Comparison of images without and with suppression. (a) Original image. (b) The image with non-ideal factors. (c) The image suppressed by the calibration algorithm.

Table 3

Comparison of objective evaluation indexes of the images in Figure 10.

Evaluating Indexes	Image With Non-Ideal Factors	Suppressed Image
PSNR	37.6171	43.378
SSIM	0.9779	0.9917

4.2. Verification Based on Camera

To verify the effectiveness of the proposed methods, a spike-based Complementary Metal Oxide Semiconductor (CMOS) imaging system is built. As shown in Figure 11, the system consists of the microprocessor, which is used to receive the data and transmit them to the computer, and a high-speed spike-based image sensor, which is used to collect the scene information. Table 4 provides an overview of the imager’s main specifications, important test, and measurement results.

Figure 11

Photograph of the spike-based imaging system.

Table 4

Summary sensor characteristics.

Parameter	Value
Fabrication process	0.11 μm
Supply voltage	3.3 V(analog), 1.5 V(digital)
Chip size	9.96 × 7.1 mm2
Array size	250 (V) × 400 (H)
Pixel size	20 μm × 20 μm
Fill factor	13.75%
Fixed pattern noise	2.99% default reference
Random noise	0.75% average interspike time interval t is 75 μs, the standard deviation of t is 558.48 ns
Frame rate	40 kfps
Time resolution	25 μs
Readout format	LVDS (8 group)/ 500 MHz
Chip data rate	4 Gbps
Power consumption	370 mW

To obtain the coefficient matrix, θ, introduced by the devices mismatch in (13), the spikes are counted under the light intensity of 400 lux in 40 ms. In this paper, the pixel in the first row and the first column is taken as the reference pixel to obtain the coefficient matrix introduced by PRNU, and matrix t can be obtained through long time statistics. In this way, the preparation for correcting non-uniformity is ready.

4.2.1. Evaluation Indexes

In this paper, the experimental results are evaluated by subjective and objective indexes. The subjective indexes include the image visual effect and mean curve [19]. The objective index includes the standard deviation.
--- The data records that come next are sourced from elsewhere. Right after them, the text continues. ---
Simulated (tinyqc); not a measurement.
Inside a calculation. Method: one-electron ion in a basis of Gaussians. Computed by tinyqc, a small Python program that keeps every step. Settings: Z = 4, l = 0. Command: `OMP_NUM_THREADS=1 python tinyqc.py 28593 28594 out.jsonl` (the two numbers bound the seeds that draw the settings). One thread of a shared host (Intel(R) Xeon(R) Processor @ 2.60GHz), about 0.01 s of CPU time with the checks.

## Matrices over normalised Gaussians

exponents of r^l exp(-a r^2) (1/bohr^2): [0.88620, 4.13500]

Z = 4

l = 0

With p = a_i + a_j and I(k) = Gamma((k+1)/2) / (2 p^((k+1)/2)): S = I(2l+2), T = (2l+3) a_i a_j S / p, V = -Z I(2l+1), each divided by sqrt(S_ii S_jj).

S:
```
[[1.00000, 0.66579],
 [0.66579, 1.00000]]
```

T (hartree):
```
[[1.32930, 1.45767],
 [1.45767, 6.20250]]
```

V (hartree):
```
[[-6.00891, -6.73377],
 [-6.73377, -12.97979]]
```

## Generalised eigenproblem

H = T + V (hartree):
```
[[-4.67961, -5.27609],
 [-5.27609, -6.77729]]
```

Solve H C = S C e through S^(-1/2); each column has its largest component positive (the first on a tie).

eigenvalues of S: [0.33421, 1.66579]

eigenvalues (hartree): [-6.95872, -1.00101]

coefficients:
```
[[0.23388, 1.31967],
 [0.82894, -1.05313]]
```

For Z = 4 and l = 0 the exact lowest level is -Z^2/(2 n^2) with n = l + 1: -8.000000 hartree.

4.2.2. Non-uniformity Correction for Images Based on Spike Frequency

The original images and the images suppressed by the proposed methods are shown in Figure 12. The images are captured under the different uniform illumination with a resolution of 250 (V) × 400 (H) in Figure 12a,c,e. In these images, the standard deviation, σ, is used as an index to evaluate the inconsistency under the uniform illumination. From the results, the higher the intensity of light is, the better the suppressed result will be.

Figure 12

The original images are captured under the (a) high, (c) moderate, and (e) low uniform light intensity. The suppressed results are given corresponding to (b) high, (d) moderate, and (f) low light intensity, respectively. The standard deviation of the image is shown in the bottom.

In order to verify the applicability of the calibration algorithm in any light intensity, a turntable image has been collected. Figure 13a shows the image recovered by the spike frequency, and Figure 13b displays the suppressed image. As shown in these two images, the influences of PRNU and the dark current are effectively suppressed and the image becomes very smooth.

Figure 13

The original scene graph captured by the imager is shown in (a), and (b) gives the suppressed results.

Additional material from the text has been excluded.